Introduction to Model Reference Adaptive Control with MATLAB Simulations – Fusion of Engineering, Control, Coding, Machine Learning, and Science

In this post, we explain how to simulate a model reference adaptive controller in MATLAB. The motivation for creating this post comes from the fact that MATLAB implementation of model reference adaptive controllers is usually omitted in control theory books. However, implementation is far from trivial and there are a number of pitfalls that can potentially lead us to misleading conclusions. In this post, we focus on the adaptive control algorithm whose structure is determined using the so-called MIT rule. An excellent reference to adaptive control is

Åström, K. J., & Wittenmark, B. (2013). Adaptive Control. Courier Corporation.

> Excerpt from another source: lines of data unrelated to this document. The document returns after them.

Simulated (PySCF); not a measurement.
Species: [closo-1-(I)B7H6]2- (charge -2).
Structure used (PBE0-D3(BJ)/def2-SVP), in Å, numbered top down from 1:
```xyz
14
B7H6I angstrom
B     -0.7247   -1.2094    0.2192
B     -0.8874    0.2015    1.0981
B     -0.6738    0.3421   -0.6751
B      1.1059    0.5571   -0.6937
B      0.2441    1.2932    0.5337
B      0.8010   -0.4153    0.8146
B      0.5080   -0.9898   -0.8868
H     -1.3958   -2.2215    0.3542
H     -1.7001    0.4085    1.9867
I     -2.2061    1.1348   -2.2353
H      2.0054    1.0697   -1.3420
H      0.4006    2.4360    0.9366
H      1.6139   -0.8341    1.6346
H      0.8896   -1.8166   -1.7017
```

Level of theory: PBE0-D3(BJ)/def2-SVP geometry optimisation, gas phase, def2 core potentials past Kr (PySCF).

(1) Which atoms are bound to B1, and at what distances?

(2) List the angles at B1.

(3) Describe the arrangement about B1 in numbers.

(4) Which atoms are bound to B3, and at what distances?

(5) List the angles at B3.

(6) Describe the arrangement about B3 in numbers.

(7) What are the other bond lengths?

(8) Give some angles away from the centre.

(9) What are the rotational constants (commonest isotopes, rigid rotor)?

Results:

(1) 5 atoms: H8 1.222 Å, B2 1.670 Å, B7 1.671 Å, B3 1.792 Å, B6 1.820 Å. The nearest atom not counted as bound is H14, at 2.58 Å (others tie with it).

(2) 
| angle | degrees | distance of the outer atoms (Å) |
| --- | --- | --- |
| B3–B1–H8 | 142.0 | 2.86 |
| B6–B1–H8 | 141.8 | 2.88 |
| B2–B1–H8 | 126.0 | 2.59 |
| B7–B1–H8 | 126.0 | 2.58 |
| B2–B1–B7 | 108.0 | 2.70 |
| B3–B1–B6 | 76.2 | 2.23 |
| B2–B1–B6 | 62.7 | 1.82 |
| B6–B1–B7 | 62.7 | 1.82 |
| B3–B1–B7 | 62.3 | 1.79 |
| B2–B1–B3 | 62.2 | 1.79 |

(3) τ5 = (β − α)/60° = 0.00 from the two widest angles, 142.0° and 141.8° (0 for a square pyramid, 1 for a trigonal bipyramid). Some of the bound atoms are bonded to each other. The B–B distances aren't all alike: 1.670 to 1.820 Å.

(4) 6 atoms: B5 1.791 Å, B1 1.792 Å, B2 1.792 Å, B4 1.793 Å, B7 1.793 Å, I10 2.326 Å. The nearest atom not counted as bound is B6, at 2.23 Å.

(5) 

This post is largely based on Chapter 5 from the above reference. In this post, we numerically simulate Example 5.2 from the above reference. A YouTube video accompanying this post is given here:

A GitHub page with all the codes used in this post can be accessed here.

We focus on a simple first-order system, represented by the differential equation

(1) $\begin{align*}\frac{dy}{dt}=-ay+bu\end{align*}$

where $y$ is an output of the system that we want to control, $u$ is an output of a controller (referred to as the control input), and $a$ and $b$ are constants determining the system dynamics. We assume that constants $a$ and $b$ are unknown during the control design procedure.

The goal of the Model Reference Adaptive Controller (MRAC) is to compute the control input such that the system output is as close as possible to an output of a reference model. The reference model is a model that specifies the desired system behavior. That is, the output of the reference model is the desired system output that we want to achieve in practice. During the design process of MRAC, it is assumed that the reference model is known. Accordingly, for the model (1), the reference model is defined by the following equation

(2) $\begin{align*}\frac{dy_{m}}{dt}=-a_{m}y_{m}+b_{m}u_{c}\end{align*}$

where $y_{m}$ is the output of the reference model, $u_{c}$ is the input of the reference model, and $a_{m}$ and $b_{m}$ are the parameters of the reference model. We assume that $a_{m}$ and $b_{m}$ are known. The signal $u_{c}$ is known. Since $u_{c}$ is known, we can simulate the reference model (2) to generate the output of the reference model $y_{m}$ . The control input structure is given by the following equation

(3) $\begin{align*}u(t)=\theta_{1}(t)u_{c}(t)-\theta_{2}(t)y(t)\end{align*}$

where $\theta_{1}(t)$ and $\theta_{2}(t)$ are the adaptive control parameters that are determined by an adaptive control algorithm.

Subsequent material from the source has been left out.